I'm open to working on it again. Qua user, I would love to be able to view Readability-style versions of stories quickly. And think of all the analytics people could do on a near-complete archive of all HN stories.

But it's a matter of priorities. Had it sped up moderation it would have both paid for itself and made certain campers happier. But it didn't turn out that way. Beyond that, technically it's a nontrivial problem to get working on the full range of content, and then there are the nontechnical obstacles. We wouldn't do it without being sure we could release it.

Sending requests to Internet Archive might be an option if they'd be ok with it, but that of course would only help with caching, not decrufting.

Totally understand on all points.

Caches on their own would be totally worthwhile, even without de-crufting. If IA are up for it, HN as signal for relevance would likely be worthwhile. Talk to Brewster.

As I said, decrufting/readability would be a really nice value-add!personally. Readability themselves have an API for this which might be one way to approach the concept, and they've done much of the heavy lifting in terms of sorting out sites' various CSS/HTML cruft and sanitizing it. I do my own pretty significant CSS restructuring locally (we've chatted about this before w/ HN), and with some 1800+ individual sites' CSS modified to some extent or anohter, I've got a really good idea of just how effed up the stuff can be.

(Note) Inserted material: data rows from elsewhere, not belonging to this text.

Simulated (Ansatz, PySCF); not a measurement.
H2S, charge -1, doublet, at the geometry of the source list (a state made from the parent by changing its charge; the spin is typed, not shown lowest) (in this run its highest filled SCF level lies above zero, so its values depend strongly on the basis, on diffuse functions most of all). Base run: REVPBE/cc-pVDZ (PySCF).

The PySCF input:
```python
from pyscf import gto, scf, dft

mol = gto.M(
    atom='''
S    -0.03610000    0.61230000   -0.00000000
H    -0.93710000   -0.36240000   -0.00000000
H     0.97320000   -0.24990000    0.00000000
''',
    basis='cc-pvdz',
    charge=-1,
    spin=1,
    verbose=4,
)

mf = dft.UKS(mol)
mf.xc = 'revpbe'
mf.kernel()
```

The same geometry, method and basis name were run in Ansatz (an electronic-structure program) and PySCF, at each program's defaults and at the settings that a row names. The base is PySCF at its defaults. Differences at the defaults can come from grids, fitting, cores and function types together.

I totally agree with Nic Bvacqua's "Stop Breaking the Web" posted yesterday.

But on an effort/reward basis as a greenfield project, likely not worth it. Going with Readability (or Instapaper, or Pocket) themselves could well be worth investigating.

As a suggestion: another consideration would be to simply reject submissions which aren't accessible via some putative minimal client. If enough aggregators started penalising sites for inaccessible content, they might start wising up.